Otherwise the code looks good to me but obviously I did not try to understand all details.
@251
- I have applied your diff
- the files now have license headers (this does not make them change licenses)
- "preceeding" became "preceding" and "restort" became "restore"
kdalloc::util::Node::setBaseAddressis not currently used by kdalloc. It just makes the type more complete. If it bothers anyone, I am happy to remove it; there are probably more functions that are not currently being executed.- The use of the xoshiro RNG is to facility performance benchmarking KDAlloc. We need a very fast RNG with a minimal memory footprint to ensure that KDAlloc does not get dominated by the RNG itself.
- I think the point of this function is for the
MallocUsagestatistic. Following the name of that statistic,0is the correct result - we do not have any additional malloc usage that is not already reported byGetTotalMallocUsage. We could do something along the lines of the number of currently paged pages multiplied by the page size? That number is - kind of - available, but does not actually match whatGetTotalMallocUsagereports ("because it does not include TCMalloc overhead or memory fragmentation"), so we would really have to change the name and computation of that metric for all cases.

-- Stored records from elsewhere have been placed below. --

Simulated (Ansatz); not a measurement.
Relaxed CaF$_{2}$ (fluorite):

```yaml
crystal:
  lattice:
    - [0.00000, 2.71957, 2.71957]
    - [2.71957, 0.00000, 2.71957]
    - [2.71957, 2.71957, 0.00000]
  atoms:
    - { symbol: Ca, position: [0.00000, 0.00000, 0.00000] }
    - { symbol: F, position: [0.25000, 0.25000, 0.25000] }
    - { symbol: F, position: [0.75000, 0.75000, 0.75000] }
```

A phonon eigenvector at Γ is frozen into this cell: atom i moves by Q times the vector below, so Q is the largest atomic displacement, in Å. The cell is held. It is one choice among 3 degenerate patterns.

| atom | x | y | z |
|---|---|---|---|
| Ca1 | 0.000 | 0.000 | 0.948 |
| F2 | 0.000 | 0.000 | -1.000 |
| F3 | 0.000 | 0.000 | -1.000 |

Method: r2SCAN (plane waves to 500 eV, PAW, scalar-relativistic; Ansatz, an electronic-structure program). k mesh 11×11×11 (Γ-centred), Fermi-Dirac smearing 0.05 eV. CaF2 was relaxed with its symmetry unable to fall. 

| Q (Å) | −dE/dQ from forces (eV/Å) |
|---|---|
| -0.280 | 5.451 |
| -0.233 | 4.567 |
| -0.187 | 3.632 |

Hi @danielschemmel, thanks for this excellent contribution! I have a few small comments, mostly in terms of improving the code documentation, but I think this is ready to be merged now!
I will wait until tomorrow in case others see any major issues.
@danielschemmel @MartinNowack let's try to resolve this soon.
BTW, I would rename the option(s) to --kdalloc. It matches the paper and it avoids confusion with the previous trivial version of deterministic allocation.
@ccadar On the other hand it adds confusion for users who don't read scientific papers.
Maybe, although the name is quite descriptive, and --help will provide more info. More importantly, I don't expect most users to use this flag: once we are happy with --kdalloc, we will switch it on by default.
@MartinNowack I believe @danielschemmel has addressed your feedback? If not, what's missing?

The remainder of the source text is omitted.